Training the Wrist Stabilizers

The musculature of the forearms is some of the most complex in the body. For example, at first blush it seems that the forearm flexor muscles are almost single-handedly responsible for securing a tight grip to the rock. Consequently, exercises that target the forearm flexor muscles—such as the fingerboard, HIT System, campus board, or others—are the focus of most climbers’ training programs. The problem is that developing strong fingers and forearms that are also resistant to injury demands that you also regularly train the muscles that extend the fingers and wrist. Here’s why.

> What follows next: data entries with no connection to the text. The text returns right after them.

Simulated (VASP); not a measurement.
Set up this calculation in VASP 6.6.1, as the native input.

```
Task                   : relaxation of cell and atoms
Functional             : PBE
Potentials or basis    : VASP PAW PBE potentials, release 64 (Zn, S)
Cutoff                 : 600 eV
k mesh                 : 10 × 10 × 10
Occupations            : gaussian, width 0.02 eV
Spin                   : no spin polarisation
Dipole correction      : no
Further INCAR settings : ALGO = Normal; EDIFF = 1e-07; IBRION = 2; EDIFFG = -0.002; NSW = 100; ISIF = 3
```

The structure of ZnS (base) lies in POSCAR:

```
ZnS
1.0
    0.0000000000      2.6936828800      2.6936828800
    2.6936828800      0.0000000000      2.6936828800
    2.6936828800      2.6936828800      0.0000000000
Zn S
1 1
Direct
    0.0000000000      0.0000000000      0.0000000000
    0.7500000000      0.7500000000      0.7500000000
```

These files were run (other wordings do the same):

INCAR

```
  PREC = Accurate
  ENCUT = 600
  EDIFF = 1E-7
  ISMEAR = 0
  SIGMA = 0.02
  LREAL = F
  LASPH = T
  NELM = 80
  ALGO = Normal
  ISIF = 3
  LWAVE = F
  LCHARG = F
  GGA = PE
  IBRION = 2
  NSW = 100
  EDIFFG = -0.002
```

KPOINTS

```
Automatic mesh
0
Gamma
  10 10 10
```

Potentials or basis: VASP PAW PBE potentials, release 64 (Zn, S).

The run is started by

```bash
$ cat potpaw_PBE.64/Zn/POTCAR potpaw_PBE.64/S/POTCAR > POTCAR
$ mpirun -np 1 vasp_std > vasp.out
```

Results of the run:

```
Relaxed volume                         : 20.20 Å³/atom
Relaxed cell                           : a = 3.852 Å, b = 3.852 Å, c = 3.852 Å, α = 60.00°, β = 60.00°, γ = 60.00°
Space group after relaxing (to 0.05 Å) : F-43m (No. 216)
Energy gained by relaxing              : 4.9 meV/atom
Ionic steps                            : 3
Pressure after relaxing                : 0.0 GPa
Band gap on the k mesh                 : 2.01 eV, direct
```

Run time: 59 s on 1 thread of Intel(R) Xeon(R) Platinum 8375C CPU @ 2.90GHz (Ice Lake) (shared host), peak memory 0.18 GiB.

The finger flexors suffer from a sort of functional insufficiency in that they are much weaker when the wrist is flexed and the muscles are short. As an experiment, flex your wrist as much as possible (wrist angle around 90 degrees) and pinch your middle finger as hard as possible against the thumb. It’s hard to create much force, right? Now, while still pressing your middle finger against the thumb, slowly extend your wrist to a straight position and then an over-extended position. What did you notice? If you tried to squeeze hard throughout this range of motion you will have discovered that your finger strength increases as the wrist extends.

Biomechanically, there are a couple of reasons that finger strength is greater with an extended wrist position. First, muscles can contract more forcefully when they are elongated, as the finger flexors are with an extended wrist position. More interesting, however, is how the fingers naturally assume a hook-like position when the wrist is over-extend. Try it right now—over-extend your wrist and you’ll see the meat-hooks revealed!

Now, you know why fatiguing climbers lift their elbows into the chicken-wing position—it puts their wrist a position that enables pumped forearms to grip a little longer. Done chronically, however, such chicken winging stresses the extensor muscles and puts added stress on the tendon pulleys in the fingers. The result can be gradual onset of lateral epicondylitis and/or finger tendon problems.

The training “fix”, then, is to dedicate a modest amount of time to training the finger/wrist extensor muscles. No, you can’t just extend your fingers against a rubber band and called it “done.” You need to do some serious training in multiple ways, just as you train the finger flexors in a comprehensive manner! It’s paramount to train the wrist in both a neutral and extended position, as well as in a wide-pinch grip position—this is the single most-overlooked and important position to train it. While you don’t need to do all of the exercises every workout, at the minimum I suggest doing Reverse Wrist Curls, Wide Pinches, and Pronator Isolation. Do one set of these three exercises (with a light resistance) as part of your warm up for climbing (or training), and then do two more sets with higher resistance towards the end of your workout.



The Wide Block Pinch strengthens the wrist extensors with the fingers extended. Important!


Easy-to-make pinch blocks…made with three pieces of 2×4, a carriage bolt and wing nut, and lag screw eye bolt.

Wide Block Pinch

This novel exercise is absolutely essential as it strengthens the extensor muscles with the fingers fully extended as in grabbing open-hand and wide pinch holds in climbing. It may seem like a small distinction, but the wrist extensors function a bit differently when the fingers are straight (extended) compared with when the fingers are flexed, as in crimping or holding a dumbbell. So it’s important to do this exercise in addition to one of the previous.

Until there’s a commercially available device for training the wide-pinch grip, you’ll need to kludge something that will work. Screwing together two or three pieces of 2×4 wood blocks is a cheap, effective solution—consider making two sizes, wide and extra-wide. Another option is pinching a thick bumper weight plate. Anyway, the exercise is straightforward: standing upright with good posture, pinch the wood block or bumper plate with a straight arm and extended wrist; hold this position for ten to thirty seconds.

Initially, I suggest training for endurance, which will require a light weight that allows a full thirty-second hold. Do three with each hand with at least a minute rest in between. Longer-term, consider using a heavier weight that allows only a ten-second hold. In this case, do three consecutive ten-second pinches with the same hand, resting only thirty seconds between each. Do a total of three sets of three reps with each hand, resting about three minutes between sets.